At the top center of this image lies NGC 5068’s bright central bar, a densely packed region of mature stars. A black hole lurks behind the bar, tugging the stars together with its intense gravitational pull. The bright pinkish-red splotches along the bottom and sides of the image are regions of ionized hydrogen gas where young star clusters lie. Though not very clear from this angle, these splotches are along the galaxy’s spiral arms, where new stars typically form.

Astronomers also found at least 110 Wolf-Rayet stars in NGC 5068. Wolf-Rayet stars are a type of old, massive star that loses mass at a very high rate. They are typically more than 25 times the mass of our Sun and up to a million times more luminous. There are about 220 Wolf-Rayet stars in our Milky Way galaxy.
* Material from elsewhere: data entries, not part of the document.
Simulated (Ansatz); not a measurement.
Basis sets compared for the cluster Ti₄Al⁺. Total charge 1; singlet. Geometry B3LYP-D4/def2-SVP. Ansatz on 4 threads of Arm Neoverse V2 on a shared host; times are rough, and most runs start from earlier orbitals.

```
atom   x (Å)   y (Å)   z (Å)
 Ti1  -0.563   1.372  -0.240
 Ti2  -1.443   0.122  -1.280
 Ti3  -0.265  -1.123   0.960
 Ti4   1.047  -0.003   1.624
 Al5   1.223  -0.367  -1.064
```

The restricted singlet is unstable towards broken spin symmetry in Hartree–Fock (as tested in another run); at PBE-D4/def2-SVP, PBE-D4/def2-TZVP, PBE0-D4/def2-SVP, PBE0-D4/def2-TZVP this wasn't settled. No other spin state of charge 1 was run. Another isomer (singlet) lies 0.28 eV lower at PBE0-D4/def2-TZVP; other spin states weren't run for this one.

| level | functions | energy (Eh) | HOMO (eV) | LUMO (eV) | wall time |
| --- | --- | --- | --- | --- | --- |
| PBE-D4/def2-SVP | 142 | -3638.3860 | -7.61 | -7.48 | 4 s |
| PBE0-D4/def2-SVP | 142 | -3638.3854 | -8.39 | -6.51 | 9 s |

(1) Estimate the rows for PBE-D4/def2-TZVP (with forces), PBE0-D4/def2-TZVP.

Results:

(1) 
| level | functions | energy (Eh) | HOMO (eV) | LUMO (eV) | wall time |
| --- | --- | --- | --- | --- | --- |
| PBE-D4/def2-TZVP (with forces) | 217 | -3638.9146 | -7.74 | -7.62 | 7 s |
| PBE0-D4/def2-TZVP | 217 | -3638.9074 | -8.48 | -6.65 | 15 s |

NGC 5068 is difficult to see with human eyes because it has relatively low surface brightness. Luckily, Hubble’s ultraviolet, visible, and near-infrared capabilities helped capture the beauty and intrigue of this galaxy. Different cosmic objects emit different wavelengths of light; young and hot stars emit ultraviolet light, so Hubble uses ultraviolet observations to find them.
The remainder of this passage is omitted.